At first glance, the edition-philological considerations in the constitution of text seem independent of whether the intended edition is to be digital or printed. However, the location of the textual witnesses to be edited and their access and publication rights do play a role, as they can determine the possible forms of publication (open/restricted/closed access, with or without digitisation), as will be demonstrated below.
1 Access to the Text Carrier and Publication Rights
The constitution of text is linked to whether and how physical text carriers can be accessed for transcription. An edition may decide against working with certain text carriers if they are difficult to access and involve significant (financial, logistical or legal) effort. In some cases, text carriers may already be digitized and available in the database of a memory institution (see below) or on archive.org.

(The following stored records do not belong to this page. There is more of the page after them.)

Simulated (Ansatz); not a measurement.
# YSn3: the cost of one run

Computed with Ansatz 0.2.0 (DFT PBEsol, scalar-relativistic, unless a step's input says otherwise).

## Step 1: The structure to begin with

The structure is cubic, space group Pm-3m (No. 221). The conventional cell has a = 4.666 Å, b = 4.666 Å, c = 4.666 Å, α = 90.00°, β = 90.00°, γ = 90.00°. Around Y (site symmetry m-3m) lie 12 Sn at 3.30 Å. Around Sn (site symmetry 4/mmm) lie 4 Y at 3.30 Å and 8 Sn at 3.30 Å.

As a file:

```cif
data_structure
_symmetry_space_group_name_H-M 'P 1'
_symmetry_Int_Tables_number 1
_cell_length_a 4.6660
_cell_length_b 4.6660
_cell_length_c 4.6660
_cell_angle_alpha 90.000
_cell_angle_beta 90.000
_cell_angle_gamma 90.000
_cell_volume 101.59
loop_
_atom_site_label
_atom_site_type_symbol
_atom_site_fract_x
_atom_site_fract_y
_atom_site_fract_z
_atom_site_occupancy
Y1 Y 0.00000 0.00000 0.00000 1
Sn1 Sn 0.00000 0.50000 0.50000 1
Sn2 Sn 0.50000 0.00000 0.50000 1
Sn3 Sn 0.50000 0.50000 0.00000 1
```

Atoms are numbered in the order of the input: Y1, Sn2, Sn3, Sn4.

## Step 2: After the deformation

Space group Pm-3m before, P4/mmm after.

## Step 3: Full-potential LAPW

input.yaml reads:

For DSE, additional steps of the constitution of text involve clarifying the legal modalities for how the text carriers will be made available in the edition. The rights holders or owners of a text carrier may prohibit a digital, widely accessible publication of the digitized material and/or impose strict restrictions (the latter not through copyright law, but by controlling access to the text carrier itself). In extreme cases, this can lead to a decision not to edit the text carrier at all. However, attempts to comply with legal restrictions can also mean that, for example, the digitized copies of the text carrier will be used only in the work process and will not be published, or that texts and digitized copies will be equipped with copy protection.
Example DSE
The online edition of Friedrich Dürrenmatt's Stoffe takes a legally restrictive approach : the digitized copies can be displayed but not downloaded, the transcribed text can only be copied up to a limited number of characters and is not available as TEI/XML. This restricted functionality, which deviates from now established DSE data and presentation standards, was analyzed from an open-access perspective in RIDE (A review journal for scholarly digital editions and resources). The Stoffe-project exemplifies a compromise made early in the planning phase: the decision to make a legally protected text accessibleat all often comes with significant limitations.
2. Paths to the Digitized Copy
Once legal issues have been resolved, institutional and technical questions arise in the digital constitution of text, with far-reaching consequences for long-term publication and preservation. We distinguish three fundamental paths to digitization, its availability, and its integration into the DSE.
2.1 Digitization and Access Provided by a Memory Institution
This path represents the ideal standard or best practice of digitization. The memory institution (archive, library, museum, etc.) that owns the text carrier digitizes it and makes it publicly accessible. Digitization follows established standards (e.g. ISO standards) and maintains consistent quality. After the digitization process, the digitized copy is archived in a database by the memory institution for the long term.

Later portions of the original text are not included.